Are they thus more likely to make significant mistakes in the deployment of U.S. forces? (The Iraq War is often used as an example of such a mistake.) More broadly, and without anyone intending it, the elimination of universal service deepens the gap between military and civilian culture, a gap that some believe has grown to a chasm and was even the subject of an October 2011 speech by former Secretary of Defense Robert Gates at West Point. This gap concerned the former secretary, as he observed that “there is a risk over time of developing a cadre of military leaders that politically, culturally, and geographically have less and less in common with the majority of the people they have sworn to defend.” Indeed, the Reserve Officers’ Training Corps (ROTC) programs, which are a major source of military officers, are disproportionately concentrated in the South or Rocky Mountain states, whereas the populous East and West coasts are underrepresented. As Gates noted, “Alabama, with a population of less than 5 million, has 10 Army ROTC host programs. The Los Angeles metro area, population over 12 million, has four.” (The National Service academies at Annapolis, West Point, and Colorado Springs are an exception in this regard, drawing by law from every congressional district precisely with the intent of providing representation aimed at a politically plural officer corps.) Gates further observed that “it is off-putting to hear, albeit anecdotally, comments that suggest that the military is to some degree separate and even superior from the society, the country, it is sworn to protect.”

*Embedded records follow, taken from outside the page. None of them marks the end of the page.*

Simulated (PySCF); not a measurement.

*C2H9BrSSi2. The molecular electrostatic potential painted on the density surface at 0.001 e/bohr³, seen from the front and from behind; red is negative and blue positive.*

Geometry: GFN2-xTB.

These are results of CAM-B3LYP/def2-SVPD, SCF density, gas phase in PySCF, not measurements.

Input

At the same time that mass societal participation in the military has abated with the end of conscription, the laborsaving nature of military technologies has given the technologies themselves more ability to reach out, to discriminate, and thus to observe, coerce, and in some cases kill, a human target. These technologies have thereby empowered a progressively smaller numerical group, such as a team sitting in a control room in South Dakota directing an unmanned Predator, that is potentially increasingly alienated from humanity, both the enemy it fights overseas and its fellow citizens, who have fewer and fewer connections with these isolated technocratic warriors. Thus we see the isolation of the warfighter driven from two directions. The first involves, as then-Secretary Gates explained, “a series of demographic, cultural, and institutional shifts that have made the military less representative of the American population as a whole, mostly as a consequence of ending the draft.” The second direction arises from the momentum of technological change, perhaps trending toward a future, described in Antoine Bousquet’s The Scientific Way of Warfare (required reading at the Army Command and Staff College), in which “. . . swarms composed of millions of sensors, emitters, microbots, and micro-missiles and deployed via pre-positioning, burial, air drops, artillery rounds, or missiles, saturate the terrain of conflict.”

The new ways of war

If the political forces that led to ending conscription are fairly clear, what about the forces of sociotechnical change leading the military toward the development and adoption of new military and security technologies, from drones to cyberweapons to increasingly autonomous vehicles and robots that put military personnel increasingly far from the action? The trend—and its consequences—are clear just from reading the headlines about current conflicts: The U.S. military is increasingly expected by the public and civilian leaders to project American power around the globe, but with minimum casualties. This is a radically new perspective on military operations, given that throughout history, and reaching a peak in the World Wars of the 20th century, such operations often killed tens of thousands in a single battle. But what allowed this new perspective to become plausible? First, of course, technological advance, which in turn now creates the political expectation that wars can be fought with few or even no casualties. But there is another reason: Budgetary pressures, changing demographics (an aging population), and changing social norms mean that the military must plan to be smaller, meetings its needs with fewer young recruits, and that competition with private firms for those individuals will become much more intense and difficult. These stresses demand increased labor efficiency: more mission accomplishment per unit of warrior. Substituting robots for warriors doesn’t just save lives; it also substitutes capital for labor and enables performance even if labor pools shrink.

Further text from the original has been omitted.